In Garrison Keillor‘s Lake Wobegon Days an anonymous young man writes a manifesto entitled 95 Theses 95 as a protest against his small-town upbringing and what it made of him. Among his points are
70. When I hear about deprivation and injustice in the world, I get up and change the channel.
71. What can I do? It’s not my fault. I didn’t make them. God did. It’s His world, let Him take care of it.
72. Anyway, I was brought up to believe that whatever happens to people is their own fault. There are few if any disasters that you cannot explain by citing the mistakes made by the victims. “She never should have married him.” “He never should have been there in the first place.” Even if you had to go back thirty years, you could find where they took the wrong fork in the road that led directly to their house burning down, their car being hit by a truck, their hands being eaten by corn pickers.
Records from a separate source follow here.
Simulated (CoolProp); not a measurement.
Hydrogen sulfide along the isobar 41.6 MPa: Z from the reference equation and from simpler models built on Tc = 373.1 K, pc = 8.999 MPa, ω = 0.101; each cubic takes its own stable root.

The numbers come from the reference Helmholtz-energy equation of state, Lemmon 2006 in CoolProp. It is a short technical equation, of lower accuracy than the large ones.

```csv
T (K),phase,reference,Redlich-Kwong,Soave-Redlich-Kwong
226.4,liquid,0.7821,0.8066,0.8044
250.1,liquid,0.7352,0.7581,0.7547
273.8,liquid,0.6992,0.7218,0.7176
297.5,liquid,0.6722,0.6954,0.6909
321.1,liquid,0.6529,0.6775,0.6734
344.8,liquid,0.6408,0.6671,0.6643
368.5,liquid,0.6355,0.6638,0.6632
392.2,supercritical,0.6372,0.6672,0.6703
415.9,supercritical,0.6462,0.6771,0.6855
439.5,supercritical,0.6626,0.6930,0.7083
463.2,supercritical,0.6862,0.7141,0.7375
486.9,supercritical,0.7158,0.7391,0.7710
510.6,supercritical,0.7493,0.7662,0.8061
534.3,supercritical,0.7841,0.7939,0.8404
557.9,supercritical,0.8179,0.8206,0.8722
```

The manifesto is fictional, but unfortunately the sentiment is real, and example of the Just World Fallacy. All of you readers have doubtless encountered it, whether in a form like Keillor’s manifesto writer, or a harrumphing conservative explaining how the poor wouldn’t be poor if they weren’t so stupid and lazy, or just some jerk mansplaining that a rape victim was “asking for it” because of the way she dressed. The phenomenon is documented most extensively by the psychologist Melvin J. Lerner in a book called The Belief in a Just World (and tellingly subtitled A Fundamental Delusion).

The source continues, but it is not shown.